Grassley to Introduce Bill to Constrain Presidential Tariff Powers

Senator Chuck Grassley (R., Iowa) said Tuesday that he will continue to advance legislation designed to reassert congressional authority over trade policy.

Without criticizing President Trump directly, Grassley suggested during a call with reporters that legislation is necessary to reverse a decades-long slide in which Congress has allowed the executive branch to coopt its constitutional power to impose tariffs.

“It adds up to something pretty simple: Congress has delegated too much authority to the president of the United States,” Grassley said during a call with reporters.

Grassley, whose largely agricultural constituency has been particularly harmed by Trump’s trade war with China, argued that the president’s unconstrained protectionist policies are the result of Congress’s failure to assert itself.

“There’s absolutely no constitutional crisis that this president or any other president has created,” he said. “The constitutional crisis comes from the elected representatives of the people over the last 80 years making a dictator out of the presidency . . . let’s say making a kingship out of the presidency of the United States.”

Grassley explained that the legislation he plans to introduce would limit presidential authority under Section 232 of the Trade Expansion Act of 1962, which Trump used to impose tariffs on steel and aluminum imports.

In addition to his ongoing trade war with China, Trump threatened to use emergency economic powers to impose a 5 percent tariff on all Mexican imports last week in an attempt to force concessions on immigration enforcement. Free-trade advocates in the Republican caucus, boasting a veto-proof majority, vowed to block the move but were spared from making a stand after Trump rescinded the threat in light of a public commitment from Mexico to do more to address illegal immigration.

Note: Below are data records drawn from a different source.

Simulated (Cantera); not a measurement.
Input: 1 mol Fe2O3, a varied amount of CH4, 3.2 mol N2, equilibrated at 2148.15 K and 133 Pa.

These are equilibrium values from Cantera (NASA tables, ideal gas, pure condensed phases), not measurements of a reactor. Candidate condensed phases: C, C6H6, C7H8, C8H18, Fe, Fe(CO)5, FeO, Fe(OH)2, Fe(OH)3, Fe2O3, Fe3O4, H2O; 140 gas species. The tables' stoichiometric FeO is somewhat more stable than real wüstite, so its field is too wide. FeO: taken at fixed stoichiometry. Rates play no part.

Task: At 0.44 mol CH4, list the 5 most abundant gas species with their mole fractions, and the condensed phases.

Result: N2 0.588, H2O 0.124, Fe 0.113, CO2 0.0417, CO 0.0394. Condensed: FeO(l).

Grassley said he soon expects to reach a compromise with Republican senators Pat Toomey and Rob Portman, who have introduced competing legislation to rein in presidential tariff authority and whose support he will require in order to advance the bill against likely opposition from the White House.

“You can imagine how the president feels about tariffs,” he said. “He may not look favorably on this, so I want a very strong vote in my committee and then, in turn, a very strong vote on the floor of the Senate.”